Hansel & Gretel: Warriors of Witchcraft (DVD)

default-featured-image
Cover art:

reviews/hngwows.jpg

Hansel & Gretel: Warriors of Witchcraft (DVD) (click for larger image)Starring Booboo Stewart, Fivel Stewart, Eric Roberts, Vanessa Angel, Cherrie Currie

Directed by David DeCoteau

Distributed by Lionsgate Home Entertainment


Lionsgate’s artwork for Hansel & Gretel: Warriors of Witchcraft evokes more of a sense of fantasy, intrigue, and excitement than anything presented within the movie itself. This box art is what suckered me into giving the film a shot, and I suppose it’s my fault for going in cold, not bothering to watch a trailer beforehand, so I would have known there’s no castle, they don’t don any Matrix wear, Hansel doesn’t wield a blunderbuss, and that fireball Gretel has conjured in her hand even looks better than the actual fireball effects in the movie.

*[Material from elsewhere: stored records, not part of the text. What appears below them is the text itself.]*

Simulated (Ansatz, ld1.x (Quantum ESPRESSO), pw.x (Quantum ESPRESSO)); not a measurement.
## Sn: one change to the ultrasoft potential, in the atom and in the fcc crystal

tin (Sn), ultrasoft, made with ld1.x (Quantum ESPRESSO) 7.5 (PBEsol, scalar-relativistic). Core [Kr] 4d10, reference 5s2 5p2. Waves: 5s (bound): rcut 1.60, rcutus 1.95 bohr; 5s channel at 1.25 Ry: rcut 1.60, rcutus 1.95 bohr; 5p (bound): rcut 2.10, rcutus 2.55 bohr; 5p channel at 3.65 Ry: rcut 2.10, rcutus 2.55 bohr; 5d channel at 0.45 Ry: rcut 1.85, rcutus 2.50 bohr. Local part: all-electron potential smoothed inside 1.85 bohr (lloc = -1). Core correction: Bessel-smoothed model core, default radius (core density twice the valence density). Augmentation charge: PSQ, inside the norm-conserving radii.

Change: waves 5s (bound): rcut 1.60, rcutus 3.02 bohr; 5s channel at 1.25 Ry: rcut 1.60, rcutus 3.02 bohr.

Credit is due to Lionsgate for successfully out-mockbustering The Asylum with this Hansel & Gretel: Witch Hunters coattail-riding cash grab. I bet if The Asylum had made an outright mockbuster of the film, even at its worst it would have shown more signs of life than this.

Hansel & Gretel: Warriors of Witchcraft is a joyless borefest that doesn’t know the meaning of the words “fun” or “excitement” and boasts impoverished production values and visual effects barely on par with that of a 15-year-old episode of “Bibleman”.

Things start sloooooooow and remain that way for over an hour when Eric Roberts starts chewing some scenery while Mr. Miyagi-ing Gretel on how to combat witches – training mostly involves tossing baseballs at her that she swats away with her somewhat super reflexes. A few brief moments of Eric Roberts hamming it up is the best this abysmal affair has to offer.

Real-life siblings Booboo and Fivel Stewart (yes, those are their real names) star as Jonah and Ella, the Hansel & Gretel of the film’s title, though not until the closing moments when they learn of their true lineage and engage in their one and only scene of warring with witchcraft. Jonah has anger management problems and Ella just sounds bored. To be fair, almost everyone in this thing sounds bored. It’s like they know.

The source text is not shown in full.